As you are probably aware Bankruptcy in the United States is under Federal jurisdiction which allows Congress to enact statute law governing bankruptcy code. This is why bankruptcy cases are filed in U.S. District Bankruptcy Courts this is because state law plays a major role in many cases.
How it works is if a debtor declares bankruptcy to obtain relief from debt, they can accomplish this through a discharge of the debt or through a restructuring of the debt and this happens when a debtor files a voluntary petition for his or her case.
There are six types of bankruptcy Chapeters:
Chapter 7: basic liquidation for individuals and businesses; also known as straight bankruptcy; it is the simplest and quickest form of bankruptcy available
Chapter 9: municipal bankruptcy; a federal mechanism for the resolution of municipal debts
Chapter 11: rehabilitation or reorganisation, used primarily by business debtors, but sometimes by individuals with substantial debts and assets; known as corporate bankruptcy, it is a form of corporate financial reorganisation which typically allows companies to continue to function while they follow debt repayment plans
Chapter 12: rehabilitation for family farmers and fishermen;
Chapter 13: rehabilitation with a payment plan for individuals with a regular source of income; enables individuals with regular income to develop a plan to repay all or part of their debts; also known as Wage Earner Bankruptcy
Chapter 15: ancillary and other international cases; provides a mechanism for dealing with bankruptcy debtors and helps foreign debtors to clear debts.

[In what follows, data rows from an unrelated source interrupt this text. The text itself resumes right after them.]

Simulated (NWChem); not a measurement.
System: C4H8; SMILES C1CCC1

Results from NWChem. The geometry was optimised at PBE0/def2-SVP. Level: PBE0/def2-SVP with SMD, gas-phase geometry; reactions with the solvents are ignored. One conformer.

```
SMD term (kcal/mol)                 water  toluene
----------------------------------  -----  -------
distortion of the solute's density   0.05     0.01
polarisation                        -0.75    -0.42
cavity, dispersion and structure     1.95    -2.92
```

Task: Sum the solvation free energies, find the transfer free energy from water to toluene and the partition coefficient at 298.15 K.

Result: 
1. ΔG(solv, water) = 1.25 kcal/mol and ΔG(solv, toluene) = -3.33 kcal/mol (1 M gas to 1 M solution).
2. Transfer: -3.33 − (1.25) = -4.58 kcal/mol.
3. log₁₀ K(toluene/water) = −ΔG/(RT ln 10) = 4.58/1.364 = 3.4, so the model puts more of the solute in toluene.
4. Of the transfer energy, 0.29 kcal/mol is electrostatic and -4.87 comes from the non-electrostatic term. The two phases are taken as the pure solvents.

The most common types of personal bankruptcy for individuals are Chapter 7 and Chapter 13. As much as 65% of all U.S. consumer bankruptcy filings are Chapter 7 cases. Corporations and other business forms file under Chapters 7 or 11.
According to Cornell University Law School, the process is put in place to help people who can no longer pay their creditors get a fresh start by liquidating assets to pay their debts or by creating a repayment plan.